The makers of Sputnik are preparing another aerial challenge to the West: the world's biggest commercial air fleet. By pumping cash and talent into a crash drive to improve Soviet Russia's 1,000-plane Aeroflot, Nikita Khrushchev hopes to make it another impressive display of the achievements of Soviet technology. Says the U.S. Air Transport Association's President Stuart Tipton: "Aeroflot is visibly preparing to challenge the supremacy of Western carriers. An effective Russian civil airline will facilitate Russia's economic penetration elsewhere, serve as a vehicle for political influence and act as an effective propaganda weapon."

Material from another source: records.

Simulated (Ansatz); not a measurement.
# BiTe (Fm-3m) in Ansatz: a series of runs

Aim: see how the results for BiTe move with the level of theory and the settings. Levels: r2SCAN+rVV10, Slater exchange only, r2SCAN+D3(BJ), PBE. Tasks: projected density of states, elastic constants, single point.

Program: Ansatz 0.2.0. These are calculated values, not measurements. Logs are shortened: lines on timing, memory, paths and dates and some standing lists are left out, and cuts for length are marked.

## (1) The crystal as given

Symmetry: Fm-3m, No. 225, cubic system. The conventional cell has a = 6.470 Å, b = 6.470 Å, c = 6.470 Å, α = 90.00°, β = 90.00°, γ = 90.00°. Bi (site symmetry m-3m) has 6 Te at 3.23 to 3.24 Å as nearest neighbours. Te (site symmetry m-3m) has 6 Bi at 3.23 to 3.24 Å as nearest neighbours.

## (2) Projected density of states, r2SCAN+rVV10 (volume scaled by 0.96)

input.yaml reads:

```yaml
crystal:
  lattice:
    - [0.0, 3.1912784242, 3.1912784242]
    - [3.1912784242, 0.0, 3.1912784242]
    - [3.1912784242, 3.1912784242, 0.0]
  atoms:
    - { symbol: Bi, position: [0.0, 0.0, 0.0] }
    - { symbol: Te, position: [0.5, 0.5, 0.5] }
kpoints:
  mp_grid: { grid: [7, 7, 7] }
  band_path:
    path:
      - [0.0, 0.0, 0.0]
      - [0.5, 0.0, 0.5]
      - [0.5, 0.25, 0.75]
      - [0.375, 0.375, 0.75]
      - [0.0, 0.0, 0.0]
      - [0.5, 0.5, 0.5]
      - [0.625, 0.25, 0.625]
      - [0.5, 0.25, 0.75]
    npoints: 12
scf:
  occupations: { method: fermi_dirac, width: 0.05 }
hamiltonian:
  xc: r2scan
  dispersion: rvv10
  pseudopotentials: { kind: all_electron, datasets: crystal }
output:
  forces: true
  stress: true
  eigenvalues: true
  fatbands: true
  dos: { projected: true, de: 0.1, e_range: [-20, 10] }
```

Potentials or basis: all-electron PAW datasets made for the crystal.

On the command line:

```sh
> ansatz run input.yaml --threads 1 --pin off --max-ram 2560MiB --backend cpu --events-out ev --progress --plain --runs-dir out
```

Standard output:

Aeroflot already reaches 16 foreign countries from Norway to North Korea, flies 58,000 route miles v. 64,000 for Pan American World Airways, the longest U.S. flag carrier. Last month Aeroflot won Britain's approval for flights to London, is expected to start service next fall. Now Aeroflot is dickering for landing rights in France and Holland, is expected to go after rights in the U.S. as soon as it gets enough long-range jets to fly from Moscow to New York, probably within the year.*

Prestige, Not Profit. The Soviets plug Aeroflot as "the only line in the world with mass and regular exploitation of jets." To fly into the jet age ahead of the West, Aeroflot adapted Designer Andrei Tupolev's twin-jet Badger medium-range bombers to regular commercial service. The TU-104 looks like a Victorian Pullman car with ornate chandeliers, overstuffed seats, brass serving trays and old-time chain-flush toilets. But overnight it has changed Aeroflot from a lowly regarded, primarily domestic line into a major international threat. Aeroflot has about 50 TU-104s, flies them regularly to East Berlin, Prague, Sofia and distant cities within the U.S.S.R., cuts the eight-day Moscow-to-Peking rail trip to just nine hours.

By U.S. commercial standards, the TU-104 has many shortcomings. Underpowered for a big jet, it has a range of less than 2,000 miles. It lands fast (up to 150 m.p.h.) on weak brakes, often overshoots runways. It gulps so much jet fuel that it would probably break a private line. But the Reds want prestige rather than profit, are willing to let the state-owned line fly in the red for years to come.

Aeroflot expects to convert completely to jets and turboprops by 1960, phase out the 800 to 1,000 two-engined Ilyushins (opposite number to the DC-3) that are its bread-and-lard planes. Thus, in less than three years, Aeroflot hopes to leap from the primitive, twin-engined piston stage into the four-jet age, without carefully rolling up experience on larger piston planes as Western lines have done.